I got a dataframe with one numerical value and one 5 level factor variable.
# set seed for reproducibility
set.seed(123)
df <- tibble(group = rep(c("a", "b", "c", "d", "e"), each = 20),
values = c(rnorm(20, 0, 1), rnorm(20, 1, 1), rnorm(20, 2, 1),
rnorm(20, 3, 1), rnorm(20, 4, 1)))
I want to use summarize to get the quantiles like
df %>%
group_by(group) %>%
summarize(quantiles = quantile(values, c(0.25, 0.75)))
df %>%
group_by(group) %>%
summarize(quantile0.25 = quantile(values, c(0.25)),
quantile0.75 = quantile(values, c(0.75)))
Either one of these. I don't know which would be more practical, getting the quantiles per one row with two variables or two rows as one variable.

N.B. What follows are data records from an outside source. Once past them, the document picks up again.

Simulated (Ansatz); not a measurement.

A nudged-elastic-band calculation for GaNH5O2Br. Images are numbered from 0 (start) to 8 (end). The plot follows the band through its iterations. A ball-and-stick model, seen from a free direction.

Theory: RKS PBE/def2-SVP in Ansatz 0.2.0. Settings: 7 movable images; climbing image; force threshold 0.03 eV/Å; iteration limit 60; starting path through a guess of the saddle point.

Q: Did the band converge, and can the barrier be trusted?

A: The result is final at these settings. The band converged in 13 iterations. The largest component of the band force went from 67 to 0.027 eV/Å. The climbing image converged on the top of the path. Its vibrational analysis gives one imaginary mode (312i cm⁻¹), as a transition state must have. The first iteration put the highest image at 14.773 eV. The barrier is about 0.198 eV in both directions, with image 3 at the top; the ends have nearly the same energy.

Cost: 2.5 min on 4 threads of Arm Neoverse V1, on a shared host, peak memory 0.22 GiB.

And finally i want (preferably in the same pipe) use the quantiles to filter for outliers in the original dataframe, not the summarize dataframe, in each respective group, like
df %>%
group_by() %>%
summarize() %>%
filter()
where each group is filtered by their respective quantiles+-1,5IQR.
Is this possible, what would be the best approach? I think it would be straightforward to filter by group with one filter value that gets applied to all groups, but how do I apply a different filter value for each group?